PhD student (Food Science) at Stellenbosch University, Graduation date: December 2020


  Study leaders: Professor Elizabeth (Lizette) Joubert; Magdalena (Nina) Muller & Dr Erika Moelich


"I am developing a sensory toolbox to evaluate and communicate honeybush sensory quality."

Tea for the senses

In my research, I focus on developing Qquest, a sensory toolbox for quality control of honeybush tea. This toolbox will include a revised sensory lexicon for honeybush, a scorecard and validated rapid method for assessment of sensory quality. The revised lexicon includes universally available and stable chemical-based reference standards that can be used by researchers, processors, and marketers alike. This research built on a broader research programme of the ARC Infruitec-Nietvoorbij and Stellenbosch University (SU) focussing on the development of a set of sensory tools to define, communicate and evaluate the sensory characteristics of honeybush. These tools will be used to train role players in the industry in aromas associated with high and poor quality tea. The aim is to ensure that honeybush tea of a consistent quality reaches the consumer.

Why this matters

Currently, no standardised sensory language is used for honeybush. Commercial honeybush processors, packers, blenders and marketers all use different ways to evaluate and communicate about sensory quality of tea products. South African government regulations also do not specify sensory standards for honeybush. Tea of variable quality is, therefore, released on the market. Such quality differences could be detrimental to the industry. It is important to create a single standardised set of measures to evaluate the sensory aspects of honeybush tea products. Sensory characteristics are closely linked to the quality of honeybush tea. This toolbox will, therefore, help processors, blenders, packers and marketers negotiate the price of their products. Should their products be of good quality, according to the developed sensory quality standard, determined by the developed sensory quality assessment method, this would aid price negotiation with buyers.

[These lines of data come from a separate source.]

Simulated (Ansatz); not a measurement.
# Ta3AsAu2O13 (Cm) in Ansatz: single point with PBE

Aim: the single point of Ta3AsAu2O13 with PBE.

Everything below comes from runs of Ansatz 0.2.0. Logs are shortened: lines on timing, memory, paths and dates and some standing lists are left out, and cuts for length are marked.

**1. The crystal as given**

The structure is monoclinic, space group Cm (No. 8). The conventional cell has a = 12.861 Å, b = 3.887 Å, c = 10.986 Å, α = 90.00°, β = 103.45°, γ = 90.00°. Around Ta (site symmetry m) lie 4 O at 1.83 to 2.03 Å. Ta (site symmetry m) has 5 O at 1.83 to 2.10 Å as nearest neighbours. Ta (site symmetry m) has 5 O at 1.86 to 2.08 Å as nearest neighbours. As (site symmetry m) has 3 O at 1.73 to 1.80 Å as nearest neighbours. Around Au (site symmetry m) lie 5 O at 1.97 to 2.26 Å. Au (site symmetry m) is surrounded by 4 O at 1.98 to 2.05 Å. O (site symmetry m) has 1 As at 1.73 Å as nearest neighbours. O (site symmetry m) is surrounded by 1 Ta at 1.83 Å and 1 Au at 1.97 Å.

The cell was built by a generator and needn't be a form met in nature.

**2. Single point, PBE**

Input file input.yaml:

BRIGITTE_DU_PREEZ-small.jpgAbout the student

From a young age, Du Preez was fascinated by the science of aromas and flavours. She completed her BSc degree in food science at Stellenbosch University (SU) in 2002. After working as a research and development technologist and trainee flavourist at an international flavour house, Du Preez returned to the academic world. She participated in a research project on the value-addition of herbal teas at the ARC Infruitec-Nietvoorbij (Post-harvest and Wine Technology Division). Du Preez completed her MSc degree in food science (cum laude) at SU in 2014. Du Preez is currently a doctoral student at SU. She wants to develop and apply her skills to support the emerging honeybush industry.

Brigitte du Preez, a doctoral student at the Department of Food Science at Stellenbosch University, is developing a quality grading system for honeybush to define and evaluate its sensory characteristics.